I just read a super interesting blog article about Intuitive Eating (IE), and I think I finally found a name for the “diet” I’ve been following for the past little while. Which is to say: no diet – just eating according to how your body feels. The article explains it in detail (and links to other resources), but in short: sometimes, “you just need a burger”. In this case, sometimes, you’re just craving mac & cheese. I know I have been, lately, especially with the colder weather finally rolling in!
So I figured I’d share my Classic, Go-To Mac & Cheese recipe.
It’s not the most decadent mac & cheese recipe out there, but it’s certainly not the least; it finds that delightful Goldilocks middle-ground. In other words, it’s just decadent enough to satisfy your mid-week cheesy cravings, but not so over-the-top that you’ll have any regrets after (unless you eat the whole thing in one sitting. That might be pushing it).
(Getting back to the article, briefly: the goal of Intuitive Eating is to eat according to your cravings, without putting too much emphasis on calories or feeling guilty afterwards, but I think we can all recognize that there’s a line.)
I consider this another one of my basic/beginner recipes since it’s reliable and almost as easy as making mac & cheese from the box. I could quite literally make it in my sleep. I know I probably say that a lot for someone who enjoys the process of cooking, but I promise you this recipe really is that easy. The steps are simple and logical: pasta, sauce, cheese, bake!
Everything starts with the Bechamel, a white sauce based on a roux. A roux is just a combination of melted butter, flour, and, in my case, chopped garlic. Just whisk in some milk and you’ve got yourself a Bechamel! With the addition of dijon mustard and 2 cheeses, and by topping it off with breadcrumbs and baking in the oven, this mac & cheese is loaded with way more flavour than the boxed kind. Though I could never genuinely criticize the neon orange glory in good conscience…
Hint: Dividing the shredded cheese and tossing some with the warm cooked pasta BEFORE topping with sauce makes it ultra stringy and gooey!
- ¼ c. butter
- 2 cloves garlic, minced
- 1 tbsp. dijon mustard (optional)
- ¼ + 2 tbsp flour
- 1 ½ c. milk
- 1¼ c. grated mozzarella or cheddar cheese, divided
- ½ c. grated Parmesan, divided
- ¼ pasta water
- ½ c. seasoned breadcrumbs
- ~375-400g short pasta (i.e.: elbow macaroni, Farfalle, penne, etc)
- Preheat the oven to 350°.
- Bring a large pot of water to a boil and salt generously. Add pasta and cook until just under al dente, about 7-8 minutes, depending on the kind of pasta you use.
- In the meantime, in a large saucepan over medium-low heat, melt the butter.

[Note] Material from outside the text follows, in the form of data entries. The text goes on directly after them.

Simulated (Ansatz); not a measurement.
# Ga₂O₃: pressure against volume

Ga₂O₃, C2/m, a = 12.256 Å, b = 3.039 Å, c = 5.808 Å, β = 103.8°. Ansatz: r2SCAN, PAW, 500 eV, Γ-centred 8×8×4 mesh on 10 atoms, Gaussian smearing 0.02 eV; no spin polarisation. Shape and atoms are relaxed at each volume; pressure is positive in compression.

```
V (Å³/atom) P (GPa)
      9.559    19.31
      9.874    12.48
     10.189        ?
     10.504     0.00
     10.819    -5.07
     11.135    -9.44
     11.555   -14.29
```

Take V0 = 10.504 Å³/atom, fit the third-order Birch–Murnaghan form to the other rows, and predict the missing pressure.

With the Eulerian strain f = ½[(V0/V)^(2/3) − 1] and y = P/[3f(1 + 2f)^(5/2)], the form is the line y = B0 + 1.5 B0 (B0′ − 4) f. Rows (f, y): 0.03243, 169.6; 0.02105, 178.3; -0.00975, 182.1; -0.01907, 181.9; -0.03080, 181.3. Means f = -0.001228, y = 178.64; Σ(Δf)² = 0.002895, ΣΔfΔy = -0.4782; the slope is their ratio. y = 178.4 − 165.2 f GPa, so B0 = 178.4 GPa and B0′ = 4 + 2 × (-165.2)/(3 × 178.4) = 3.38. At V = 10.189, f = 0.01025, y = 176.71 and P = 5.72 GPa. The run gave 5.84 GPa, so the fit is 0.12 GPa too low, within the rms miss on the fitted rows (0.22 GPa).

- Add minced garlic and sauté for around 3 minutes. Stir in dijon mustard, if using.
- Raise heat to medium. Carefully whisk in flour, making sure all the flour is combined with the butter. You want the flour to start cooking. This forms the roux, the base for the sauce.
- While whisking continuously, slowly pour in the milk. You want to ensure there are no clumps of roux. As the sauce heats, it will thicken rapidly. Once the sauce is thick enough to coat the back of a wooden spoon, such that when you run your finger along it, the sauce doesn't run, remove the saucepan from the heat.
- Add ½ c. grated mozzarella or cheddar and ¼ c. Parmesan. Season with salt and pepper to taste.
- Once the pasta has cooked, add ¼ c. of the pasta water to the sauce. You can add more depending on how loose or thick the sauce is.
- Ladle enough sauce to cover the bottom of a 9x13" baking dish. Use a slotted spoon to transfer the cooked pasta into the dish.
- Toss the hot pasta with the remaining grated cheese for maximum gooeyness, then ladle the remaining sauce on top and combine.
- Sprinkle the top with breadcrumbs and remaining Parmesan.
- Bake for 20-25 minutes, until bubbling with a golden brown top.